Barry Schwartz, professor of psychology, insisted he had almost nothing to do with TEDxSwarthmore. It wasn’t his idea, he didn’t coin the theme “What makes a good society?” and when asked about the content of the speech he’s slated to present, he was totally noncommittal.
“It’s not so easy to just generate TED talks, you know,” he said with a smile.
But as hard as it is to write a TED talk, an 18 minute presentation on any “idea worth spreading,” Schwartz seemed equally impressed by the difficulties of running a TED conference. He speculated that the last TED event he attended required “hundreds and hundreds and hundreds of hours of volunteer time” to put together.
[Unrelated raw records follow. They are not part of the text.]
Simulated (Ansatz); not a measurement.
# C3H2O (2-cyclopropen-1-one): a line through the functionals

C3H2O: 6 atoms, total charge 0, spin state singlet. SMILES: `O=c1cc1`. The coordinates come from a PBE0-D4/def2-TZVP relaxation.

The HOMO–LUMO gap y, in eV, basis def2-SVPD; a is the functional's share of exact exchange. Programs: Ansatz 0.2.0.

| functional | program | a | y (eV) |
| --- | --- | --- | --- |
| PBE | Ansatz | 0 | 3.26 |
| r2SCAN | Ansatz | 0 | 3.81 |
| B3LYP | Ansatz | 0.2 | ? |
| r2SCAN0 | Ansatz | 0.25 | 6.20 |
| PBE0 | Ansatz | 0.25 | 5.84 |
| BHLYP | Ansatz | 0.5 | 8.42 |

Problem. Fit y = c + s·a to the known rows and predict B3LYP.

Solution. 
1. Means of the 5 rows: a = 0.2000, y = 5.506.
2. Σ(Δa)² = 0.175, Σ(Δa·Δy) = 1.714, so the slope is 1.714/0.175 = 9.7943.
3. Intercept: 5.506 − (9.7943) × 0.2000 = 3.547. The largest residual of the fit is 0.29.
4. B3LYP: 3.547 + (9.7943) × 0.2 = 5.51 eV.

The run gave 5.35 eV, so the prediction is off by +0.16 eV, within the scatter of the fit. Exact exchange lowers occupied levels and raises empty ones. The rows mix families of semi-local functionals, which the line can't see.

Despite these potential barriers, when three students in Schwartz and Kenneth Sharpe’s Practical Wisdom class asked him to sponsor their application for a TEDx license last spring, he agreed. Since then, two of these undergraduates—current seniors Michael Xu and Walker Stole—have channeled the support of Julia Karpati ‘13, Nimesh Ghimire ’15, and much of the College administration into mobilizing their own idea worth spreading: a TED conference designed to inspire students to compose their own socially-astute solutions. TedxSwarthmore will take place on March 31st.
The event speakers—12 altogether—include alumni, current faculty members, and parents from across diverse disciplines. To name just a few, lectures will be offered from the perspective of a high tech CEO (Corinna Lathan ’88), a Princeton sociologist (Paul Starr, parent of Abigail Starr ’13), a choral director (Associate Professor and Chester Children’s Choir founder John Alston), and even a Hollywood villain (actor and playwright Stephen Lang ’73).
While many of these speakers will be familiar to students, Xu is confident the TED format will concentrate debate in a way rarely experienced on campus. “We have a lot of lectures, we have a lot of performances, and panels and conferences. And a lot of them tend to be traditional,” he said. TEDxSwarthmore hopes to disrupt that monotony not only with the TED talk format, but by incorporating student voices more thoroughly into conference dialogue.
The most visible step in this direction is the Student Challenge, in which Swarthmore students can nominate a friend or apply to be a speaker themselves. While the deadline for applications is midnight on Monday, January 30th, the Student Challenge winner will not be announced until February, when a board of TEDxSwarthmore speakers reviews submissions and second round auditions. As of Wednesday afternoon, Stole has received 24 peer nominations and 8 self-applications for the Student Challenge.
“There are just so many things going on at Swarthmore that I feel like could be in a TED event any given day,” said Stole, explaining the impetus behind the Student Challenge.
That’s not where student engagement ends. While tickets are free to TriCo students, those hoping to attend the physical event will be required to complete a short survey outlining their expectations for the event. Applications for tickets, which will become available February 17, will then be chosen by lottery. Xu hopes this process will help students to “start thinking about questions and things they want to get out of the experience,” while preventing them from ordering tickets and then deciding not to attend.
Non-students may order tickets and lunch on a first come, first serve basis for a $15 fee. There will also be a simulcast in Science Center 101 and a livestream on TEDxSwarthmore.com.
While students and friends of Swarthmore College vie for seats in the audience, Schwartz is still undecided about what viewpoint he’ll offer from the stage.
“I’ll work something out,” he said offhand. “Maybe I’ll talk about the Super Bowl.”